As that happens, many question if accents will soon be a thing of the past.

It can often seem like that's the case from the small sample sizes one typically hears. For example, the New Yorker accent is one of the most visible regional accents in American culture, frequently being immortalized in TV and film, like with Dustin Hoffman's famous line, "Hey, I'm walkin' here!" Plus in recent years, variations of it have become a frequent voice in American politics, like with Vermont Sen. Bernie Sanders.

However, what many might think of as a traditional New York accent has seemingly been on the decline in younger generations.

Native New Yorker and Queens College linguistics professor Michael Newman is part of a team trying to build a collection of 2 million New York City English words. He says many people notice an accent when New Yorkers raise the vowel sounds in the word "thought" or that they drop the R sound after a vowel in words like car, bar and her.

New York isn't a monolith. The variations across the city show how accents from anywhere in the world can change even from one neighborhood to the next.

Filmmaker Heather Quinlan documented the New York accent in her documentary, "If These Knishes Could Talk," and sees several different accents, even just among white New Yorkers.
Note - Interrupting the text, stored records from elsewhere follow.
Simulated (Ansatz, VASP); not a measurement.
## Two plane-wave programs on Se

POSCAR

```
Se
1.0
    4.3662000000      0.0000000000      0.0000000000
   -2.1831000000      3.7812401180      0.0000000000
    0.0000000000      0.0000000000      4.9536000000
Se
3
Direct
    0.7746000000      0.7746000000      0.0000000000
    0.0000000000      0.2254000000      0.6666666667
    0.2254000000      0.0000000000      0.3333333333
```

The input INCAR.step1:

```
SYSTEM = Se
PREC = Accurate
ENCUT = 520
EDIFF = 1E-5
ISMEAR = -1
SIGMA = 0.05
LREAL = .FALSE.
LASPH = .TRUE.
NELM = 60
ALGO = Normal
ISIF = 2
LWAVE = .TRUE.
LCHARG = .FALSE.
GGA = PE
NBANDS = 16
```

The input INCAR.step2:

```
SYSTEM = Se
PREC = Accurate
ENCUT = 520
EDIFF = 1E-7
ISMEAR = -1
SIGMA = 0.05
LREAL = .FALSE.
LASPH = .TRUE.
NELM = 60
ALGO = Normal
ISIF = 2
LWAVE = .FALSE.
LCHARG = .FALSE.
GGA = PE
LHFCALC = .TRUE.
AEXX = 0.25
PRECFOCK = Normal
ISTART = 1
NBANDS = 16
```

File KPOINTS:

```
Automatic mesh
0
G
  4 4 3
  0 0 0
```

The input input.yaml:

"Any Pacino, De Niro movie is an Italian New York accent," Quinlan said. "Jimmy Cagney, even Archie Bunker — even though he wasn't Irish — that's an Irish New York accent. That's what I have. A Jewish New York accent would be Woody Allen, Larry David, someone like that."

They all can sound different from Black, Latino or Asian New Yorkers.

Newman told Newsy some of the classic New York sounds are declining among white, Asian and Latino New Yorkers. But the opposite has happened for Black New Yorkers, who used to not use some of those sounds.

"We find that a lot of African Americans have what used to be the stereotypical white feature of that raised thought that has not declined in the same way, to the same extent that it's declining in some of the other communities," Newman said. "They've acquired this feature over time, and now it's being preserved as it becomes an African American associated feature."

Another reason why it's hard to quantify whether accents are dying is because it's just hard to tell who has an accent. Linguists will say everyone has one, but some people's vowel sounds make them sound more "neutral." That's heard more in people from the West and parts of the Midwest than in those from down South or along the East Coast. But even people who come from places with strong accents might not see themselves as having one. 

Chicago, Illinois, is one city definitely associated with an accent, but it wasn't until things like the "Saturday Night Live" Chicago Bears skit that some people there recognized their accent.

Dennis Preston, a linguistics professor at the University of Kentucky, has long-studied these accent trends. Around 1990, he asked a Chicago 19-year-old about the Chicago accent.

"I gave him a blank map of the United States, as I've done to hundreds of people, and they draw circles around all the places where people speak differently," Preston said. "He drew a big circle around Chicago. It said normal English for the average person."

Preston is of the thought that accents change naturally over time as people change and move from one place to another. He doesn't think new age things like the internet or TikTok are changing accents faster than they normally have. 

"I take a kind of dim view of the fact that anything is rapidly causing dialects to change, or to level that is, to become more similar to one another very rapidly," Preston said. "That was supposed to happen when radio suddenly became available: 'Oh, everybody's going to sound the same because now they'll listen to each other.' Then it happened with television, and now it's supposed to be happening because of the internet. What I see mostly happen is lexical change, and especially change in slang."

Adding to the difficulty, people are constantly changing their voice depending on who they're talking to, which is sometimes described as "code switching." Many the classic features of accents may not be used in public as much when people are interacting more with speakers from other places.

Pomona College linguistics professor Nicole Holliday studies this for a living, focusing on how people change their pitches depending on social identity. She used the example of being rhotic vs. non-rhotic — in other words, whether you call it a car or a "cah" — in her explanation.

"People imagine that this is a loss of a regional variety, but there's other stuff coming in probably that still make those regions distinct," Holliday said. "It's not to say that nobody is non-rhotic, that young people in Boston are consistently all rhotic now. Part of what we see is people engaging with people who are different than them. I'm not from Boston or New York, so when people talk to me, they're going to accommodate to me. Maybe they don't pronounce their Rs 100% of the time with their parents, but they do when they're talking to me, or they do when they're making a YouTube video for a general public."

Even experts in this have to deal with switching things up. Holliday is from Ohio, and she said she changes parts of her speech now that she lives in California. 

"I will avoid sometimes using Midwestern features in California," Holliday said. "If I go to a restaurant, I don't say, 'What kind of pop do you have?' Because I don't want to have a 30-minute conversation about why, I just want to order."